| NDRF personnel search for miners at a coal mine in South Garo Hills. File picture |
Shillong, Jan. 24: The National Green Tribunal today rapped the Meghalaya government and the National Disaster Response Force (NDRF) over their inability to recover the bodies of 15 labourers trapped inside a coal mine at Nangalbibra in South Garo Hills district following a disaster on July 6, 2012.
This observation was made by the tribunal, which had its sitting at Meghalaya High Court here on an application No. 110 (THC) of 2012 on “threat to life arising out of coal mining in South Garo Hills district”.
The case was heard by the tribunal circuit bench, which comprised judicial member M.S. Nambiar and expert member Ranjan Chatterjee, the former Meghalaya chief secretary.
Altogether 30 coal labourers were inside the mine when the incident took place. But 15 miners managed to escape while 15 of them were trapped inside and feared dead.
The missing labourers are yet to be found.
“We are shocked to note that when it is suspected that 15 human beings were inside the mine at that time of mishap and suspected to be dead. There was no serious action to find out whether there was any labour inside the mine at the time of mishap,” the bench said in an order passed today.
It directed the assistant commandant, officer-in-charge of NDRF, to complete the search and submit a final report disclosing whether labourers were inside the mine at the fateful time.
“If the labourers were there and they could not escape, their skeletons should be there in the mine. That should be taken out,” the order said.
The NDRF will have to submit the final report available by the next date of hearing on April 4.
Though the name of all 15 miners trapped inside the mine were not on record, the Meghalaya government, however, could furnish the name of at least six labourers, who were working at the time of the incident, all hailing from Chalashagaya village under Fakirgang police station in Dhubri district, Assam.
The tribunal also directed the Meghalaya government to issue a public notice in newspapers published from Assam in two languages — Assamese and Bengali — that the six labourers feared to be inside the mine at the time of mishap should appear in person if they are alive. In case they were dead, their dependents should appear before the tribunal on April 4 at 10am.
It found that though assistance of the NDRF was obtained, the search was not completed because of the dangerous conditions of the mine and it was stopped to be continued later, leading to delay in the submission of final report.
The tribunal directed the mine contractor to furnish all details of the coal labourers by the next hearing and warned that “any violation would be seriously viewed, warranting stringent action”.
The Meghalaya government told the environmental court that according to a May 20, 2013 order, the district magistrate of South Garo Hills had passed an order under Section 133 of the Code of Criminal Procedure directing all coal mines in the district to stop mining activities with immediate effect, until further orders.

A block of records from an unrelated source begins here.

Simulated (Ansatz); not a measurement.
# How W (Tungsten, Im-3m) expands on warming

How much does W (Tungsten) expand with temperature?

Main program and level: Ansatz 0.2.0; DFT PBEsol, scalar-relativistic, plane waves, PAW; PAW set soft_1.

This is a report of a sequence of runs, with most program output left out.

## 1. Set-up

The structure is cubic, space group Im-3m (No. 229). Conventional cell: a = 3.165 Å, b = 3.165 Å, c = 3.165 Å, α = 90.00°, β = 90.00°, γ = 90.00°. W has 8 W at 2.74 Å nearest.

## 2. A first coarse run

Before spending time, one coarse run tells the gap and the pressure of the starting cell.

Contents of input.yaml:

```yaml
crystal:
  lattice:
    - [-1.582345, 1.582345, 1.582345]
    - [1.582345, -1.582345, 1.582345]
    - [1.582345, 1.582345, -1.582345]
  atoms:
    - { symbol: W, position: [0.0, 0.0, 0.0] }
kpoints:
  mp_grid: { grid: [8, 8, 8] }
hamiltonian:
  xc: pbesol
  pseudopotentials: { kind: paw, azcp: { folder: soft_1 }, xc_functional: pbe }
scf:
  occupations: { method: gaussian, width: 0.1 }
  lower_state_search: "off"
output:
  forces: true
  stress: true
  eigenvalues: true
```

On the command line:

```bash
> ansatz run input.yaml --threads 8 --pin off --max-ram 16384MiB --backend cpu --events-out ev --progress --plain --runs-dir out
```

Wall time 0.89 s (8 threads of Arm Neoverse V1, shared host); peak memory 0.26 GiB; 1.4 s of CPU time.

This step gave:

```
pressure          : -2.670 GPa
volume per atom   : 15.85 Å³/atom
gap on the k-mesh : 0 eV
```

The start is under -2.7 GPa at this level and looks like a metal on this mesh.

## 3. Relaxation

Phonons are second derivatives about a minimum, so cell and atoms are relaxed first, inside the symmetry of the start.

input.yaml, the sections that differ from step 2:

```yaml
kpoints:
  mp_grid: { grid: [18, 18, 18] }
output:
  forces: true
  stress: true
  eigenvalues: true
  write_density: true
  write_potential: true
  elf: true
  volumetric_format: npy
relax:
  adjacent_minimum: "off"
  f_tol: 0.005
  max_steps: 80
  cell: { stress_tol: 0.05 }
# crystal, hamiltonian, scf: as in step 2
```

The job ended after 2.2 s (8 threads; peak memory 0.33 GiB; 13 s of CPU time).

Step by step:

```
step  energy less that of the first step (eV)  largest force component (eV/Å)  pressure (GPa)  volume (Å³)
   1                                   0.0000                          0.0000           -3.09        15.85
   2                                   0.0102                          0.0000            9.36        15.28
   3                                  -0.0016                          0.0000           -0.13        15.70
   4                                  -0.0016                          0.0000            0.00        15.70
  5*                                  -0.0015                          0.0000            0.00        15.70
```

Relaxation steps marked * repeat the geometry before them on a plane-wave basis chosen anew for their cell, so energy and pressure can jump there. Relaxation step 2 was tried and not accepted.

“The order is in force even today,” the government told the tribunal.
The government also said steps had been taken to prevent recurrence of the disaster, including the implementation of Meghalaya mines and minerals policy, which came into force on May 11, 2012.
The case was first initiated by the erstwhile Shillong bench of Gauhati High Court by taking sou moto cognisance of the mining mishap based on reports published in The Telegraph on July 11, 2012 and July 12, 2012.
The respondents in the case include, the state of Meghalaya, director-general of mines safety, ministry of coal, ministry of environment and forest and mine contractor and the nokma (headman), who is the owner of the coal mine.
The Meghalaya government was represented by counsel Ranjan Mukherjee while counsel Saurabh Sharma represented the mine contractor and mineowner in the case.